Inputs
Formula used
We use the extended Euclidean algorithm to find integers u, v with au + bv = gcd(a,b). If d is divisible by g = gcd(a,b), one solution to ax + by = d is x0 = u(d/g) and y0 = v(d/g). The general solution is x = x0 + (b/g)t, y = y0 − (a/g)t, where t is any integer.
How to use
- Enter integers for a, b, and the target d.
- Optionally set ranges for x, y, mod constraints, or non-negativity.

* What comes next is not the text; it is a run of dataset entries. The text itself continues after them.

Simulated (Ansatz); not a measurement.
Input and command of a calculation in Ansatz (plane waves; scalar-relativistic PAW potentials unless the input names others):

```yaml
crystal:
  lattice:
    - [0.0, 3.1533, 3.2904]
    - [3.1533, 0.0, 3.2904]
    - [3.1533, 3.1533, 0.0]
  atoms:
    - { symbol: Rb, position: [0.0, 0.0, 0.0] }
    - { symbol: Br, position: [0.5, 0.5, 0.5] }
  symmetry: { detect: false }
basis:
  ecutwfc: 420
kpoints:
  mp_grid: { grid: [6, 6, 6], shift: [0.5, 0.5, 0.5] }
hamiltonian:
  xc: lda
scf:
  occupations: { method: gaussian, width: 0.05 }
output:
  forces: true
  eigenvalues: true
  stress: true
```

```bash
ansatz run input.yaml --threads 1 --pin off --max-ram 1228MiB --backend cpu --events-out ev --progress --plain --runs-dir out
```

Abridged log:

- Choose an objective to guide the recommended solution.
- Use
tbounds to scan specific solution windows. - Provide multiple targets in batch to compute several at once.
Results
Example data
| a | b | d | gcd | Solvable? | Example (x0,y0) |
|---|---|---|---|---|---|
| 56 | 72 | 8 | 8 | Yes | 4,-3 |
| 35 | 20 | 5 | 5 | Yes | -1,2 |
| 99 | 78 | 33 | 3 | Yes | -121,154 |
| 17 | 31 | 1 | 1 | Yes | 11,-6 |
Key identities & properties
- Solvable iff g = gcd(a,b) divides d.
- All solutions are x = x0 + (b/g)t, y = y0 − (a/g)t.
- Step sizes are b/g for x and a/g for y, always integers.
- Any solution pair preserves ax + by = d exactly for every integer t.
Effect of parameter t
| Quantity | Expression | Comment |
|---|---|---|
| x(t) | x0 + (b/g)t | Arithmetic progression step size b/g |
| y(t) | y0 − (a/g)t | Arithmetic progression step size a/g |
| |x| + |y| | varies with t | Search near t minimizing L1 norm |
| max(|x|,|y|) | varies with t | Balance x and y to reduce peak |
Residue classes of x and y
For any solution, the residues are fixed modulo the step sizes:
| Variable | Residue constraint | Explanation |
|---|---|---|
| x | x ≡ x0 (mod b/g) | Changing t shifts x by multiples of b/g |
| y | y ≡ y0 (mod a/g) | Changing t shifts y by multiples of a/g |
Small-number examples (auto)
| a | b | d | gcd | One (x0, y0) | x step | y step |
|---|---|---|---|---|---|---|
| 15 | 21 | 3 | 3 | 3,-2 | 7 | 5 |
| 14 | 35 | 7 | 7 | -2,1 | 5 | 2 |
| 27 | 10 | 1 | 1 | 3,-8 | 10 | 27 |
| 84 | 66 | 6 | 6 | 4,-5 | 11 | 14 |
| 12 | 18 | 6 | 6 | -1,1 | 3 | 2 |
FAQs
1) When does ax + by = d have solutions?
Exactly when gcd(a,b) divides d. If not, there is no integer solution. If yes, there are infinitely many solutions parametrized by an integer t.
2) Why are there infinitely many solutions?
If one pair (x0, y0) works, then adding (b/g)t to x and subtracting (a/g)t from y keeps ax + by unchanged. Different integer t values generate distinct solutions.
3) How do I get non‑negative solutions?
Enable x ≥ 0 and/or y ≥ 0 and set t bounds. The tool searches t within bounds and returns a feasible solution that satisfies your objective and non‑negativity requirements.
4) Can I force residue conditions on x or y?
Yes. Set x ≡ r (mod m) and y ≡ s (mod n). The scan over t accepts only solutions meeting the congruences, together with any range and non‑negativity constraints.
5) What if the calculator says “Not solvable”?
Then gcd(a,b) does not divide d. Adjust d to a multiple of gcd(a,b), or change a or b. Otherwise, no integer pair can satisfy the equation.
6) Do signs of a and b matter?
The algorithm works with any signs. Internally it runs on |a| and |b| and then corrects the Bézout coefficients’ signs so the final identity uses your original a and b.
7) How are “min |x|”, “min |y|”, or “min x²+y²” handled?
We try t values near an analytically suggested point and select the best under your constraints. Objectives guide which feasible solution is reported, without changing the full parametric solution family.